Anonymous Monk has asked for the wisdom of the Perl Monks concerning the following question:

This :
$#{@{//}}
gives:

Bizarre copy of ARRAY in leave at line 1

Why?

Replies are listed 'Best First'.
Re: Why "Bizzare copy" ?
by davido (Cardinal) on Mar 30, 2004 at 08:43 UTC
    // is an empty regexp.

    @{ ... } dereferences a reference into an array. In this case, you're trying to coerce the return value of $_ =~ m// into being an array. That actually attempts to create a symbolic reference, creating a variable named @1.

    $#{ ... } tries to find the highest index of @1.

    If you turn on use strict; and use warnings; you'll get all sorts of clues.


    Dave

      In that case
      $#{@1}

      would die in the same way. It does not.

        $#{@1}
        would die in the same way. It does not.

        No, it wouldn't, as it doesn't use a symbolic reference...

        If you take the time to dump or peek at @1, you'll see that it exists as empty array...as do all @NUM I tested.

        My guess was, that @1 exists as a side effect of $1 beeing a default-variable and the "multi-type" nature of perl variables. I'd love to be corrected/educated on this rather blunt assumption I wasn't able to backup with my first dive into Devel::Peek and the like.

        regards,
        tomte


        Hlade's Law:

        If you have a difficult task, give it to a lazy person --
        they will find an easier way to do it.

        Actually, it does die, but only in the debugger.

        % perl -d -e '$#{@1}' Default die handler restored. Loading DB routines from perl5db.pl version 1.07 Editor support available. Enter h or `h h' for help, or `man perldebug' for more help. main::(-e:1): $#{@1} DB<1> c Bizarre copy of ARRAY in leave at -e line 1. Debugged program terminated.

        Without the debugger, it works fine.

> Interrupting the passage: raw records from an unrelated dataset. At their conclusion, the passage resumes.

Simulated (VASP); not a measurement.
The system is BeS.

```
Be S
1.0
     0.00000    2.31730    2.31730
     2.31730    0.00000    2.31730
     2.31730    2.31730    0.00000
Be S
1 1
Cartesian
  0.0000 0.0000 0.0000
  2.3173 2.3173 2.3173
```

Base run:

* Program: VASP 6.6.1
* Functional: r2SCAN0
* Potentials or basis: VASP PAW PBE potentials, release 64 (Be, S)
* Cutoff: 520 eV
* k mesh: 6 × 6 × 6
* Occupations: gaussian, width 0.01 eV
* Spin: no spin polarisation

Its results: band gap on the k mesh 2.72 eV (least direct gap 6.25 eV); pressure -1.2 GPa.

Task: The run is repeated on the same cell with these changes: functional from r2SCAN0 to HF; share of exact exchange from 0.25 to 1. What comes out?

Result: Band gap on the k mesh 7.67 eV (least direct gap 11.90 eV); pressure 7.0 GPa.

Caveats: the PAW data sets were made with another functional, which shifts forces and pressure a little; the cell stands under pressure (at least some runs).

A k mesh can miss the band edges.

        This error message is created in sv.c, in the function Perl_sv_setsv. This function copies a scalar value from one location to another. "Bizarre copy of ARRAY in leave" means that an opcode called "leave" tried to copy an array to a scalar, should be impossible. "leave" is the opcode for leaving a block of code. Why this happened, I cannot figure out.

        correction: in that case
        $#{@{"1"}}
        would die in the same way. This however, does work:
        @a=@{//};$#a
        Why?
Re: Why "Bizzare copy" ?
by liz (Monsignor) on Mar 30, 2004 at 14:43 UTC
    Don't know why. But it does the same for any version of Perl, threaded and unthreaded, between 5.00504 and 5.9.0 that I tried. And it is purely Perl internals related, as the problem is valgrind clean in Intel boxen.

    Seems to me a bug report is in order.

    Liz

Re: Why "Bizzare copy" ?
by ambrus (Abbot) on Mar 30, 2004 at 16:41 UTC

    Strange indeed.

    And $#{$x=@{//}}; does not fail.

Re: Why "Bizzare copy" ?
by dave_the_m (Monsignor) on Mar 30, 2004 at 22:45 UTC
    Its a bug. Needs fixing sometime, but I'm not in a hurry to do so.